Saturday, March 19, 2011

Massacre in Yemen

I had been dubious about the significance of the protests in Yemen, but escalations over the past month are proving me wrong. Nir Rosen chronicles their development since the fall of Mubarak, and predicts that Yemeni President Ali Abdullah Salih will be the next to go:
"The role of independent youth was a new phenomenon which had gained a crucial fillip from Tunisia and Egypt. 'We’ve never had real street mobilizations,' Yemeni political scientist Abdulghani al Iryani told me, 'Tunisia and Egypt were massively significant. Before Tunisia the opposition had a demonstration of 200. After Tunisia they came in the thousands. After Egypt it became an avalanche. There is a new appreciation of collective power. What the formal political establishment could not do, to bring the people together, the youth protest has succeeded in doing...'

"The Yemeni regime responded like Arab dictators in Tunisia, Egypt, Bahrain, Libya and elsewhere. But the people’s fear was gone, and the regime’s days were numbered...

"The demonstrations continued to grow forcing the establishment opposition parties to take a more aggressive stance against the regime and leading to defections of major tribal leaders. Taghir, change, became the semi-official name for the demonstrator’s camp, and even al Jazeera referred to it as such.

"Taking advantage of the lack of any strong U.S. response to his regime’s abuses and the earthquake in Japan distracting the world’s attention Saleh’s forces increased their violent crackdown over the weekend of the 12th and 13th of March, killing at least seven protestors while injuring hundreds of others. In a pre dawn raid the youth demonstrators camped by Sanaa University were ambushed with live automatic rifle fire, rubber bullets, electrical stun guns, and some form of gas that caused terrible convulsions. The regime also began to expel the few remaining foreign correspondents covering the protests. Obama’s silence on Saleh's escalating attacks on demonstrators and its tacit support for his tactics makes it likely that when Saleh falls the government that succeeds him will be less friendly to the United States. President Salih has offered reforms but as in Tunisia, Egypt, Bahrain and Libya, once the dictator declares war on his own people his days are numbered. The recent Arab revolts have also shown that once a dictator concedes to the demands of the people he is transferring legitimacy to them, and their victory is inevitable. The chants in Yemen are now 'After Qadhafi, oh Ali!'"

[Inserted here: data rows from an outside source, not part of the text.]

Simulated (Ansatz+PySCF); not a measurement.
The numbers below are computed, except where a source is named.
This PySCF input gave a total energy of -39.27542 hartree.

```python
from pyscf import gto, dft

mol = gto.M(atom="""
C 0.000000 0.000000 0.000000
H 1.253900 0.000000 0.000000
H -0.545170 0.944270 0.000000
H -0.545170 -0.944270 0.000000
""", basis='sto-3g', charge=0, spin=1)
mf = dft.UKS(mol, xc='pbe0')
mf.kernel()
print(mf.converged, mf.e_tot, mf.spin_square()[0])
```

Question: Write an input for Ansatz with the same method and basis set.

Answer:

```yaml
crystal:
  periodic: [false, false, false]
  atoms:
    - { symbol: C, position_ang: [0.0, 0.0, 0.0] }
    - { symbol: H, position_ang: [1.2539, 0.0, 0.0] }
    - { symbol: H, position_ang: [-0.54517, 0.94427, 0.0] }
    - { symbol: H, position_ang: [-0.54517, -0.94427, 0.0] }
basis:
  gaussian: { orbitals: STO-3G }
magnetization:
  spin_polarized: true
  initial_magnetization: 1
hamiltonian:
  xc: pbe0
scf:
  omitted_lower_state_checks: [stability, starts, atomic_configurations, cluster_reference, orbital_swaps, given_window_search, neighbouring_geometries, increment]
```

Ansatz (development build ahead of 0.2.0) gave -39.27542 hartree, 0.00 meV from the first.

Salih's crackdown escalated into a massacre yesterday which has further galvanized the opposition:
"Thousands of Yemenis poured into the capital's al Tagheer Square yesterday to show solidarity to victims of a government assault a day earlier that left at least 50 protesters dead and more than 600 wounded.

"The violence in Sana'a on Friday prompted President Ali Abdullah Saleh to declare a state of emergency after weeks of unrest that have rocked the ruling government despite a raft of reforms and concessions meant to appease the protest movement...

"Despite the emergency decree, which limits public gatherings, about 15,000 teachers joined the protest yesterday in Sana'a after the Joint Meeting Parties, a six-party opposition, called on Yemenis to take to the streets."

The involvement of professional associations was a key factor in both Egypt and Tunisia, and its appearance in Yemen should definitely worry the regime. However, as Barak Barfi notes, Salih still has bases of support, and this could become bloody after the fashion of Libya or Bahrain before all is said and done.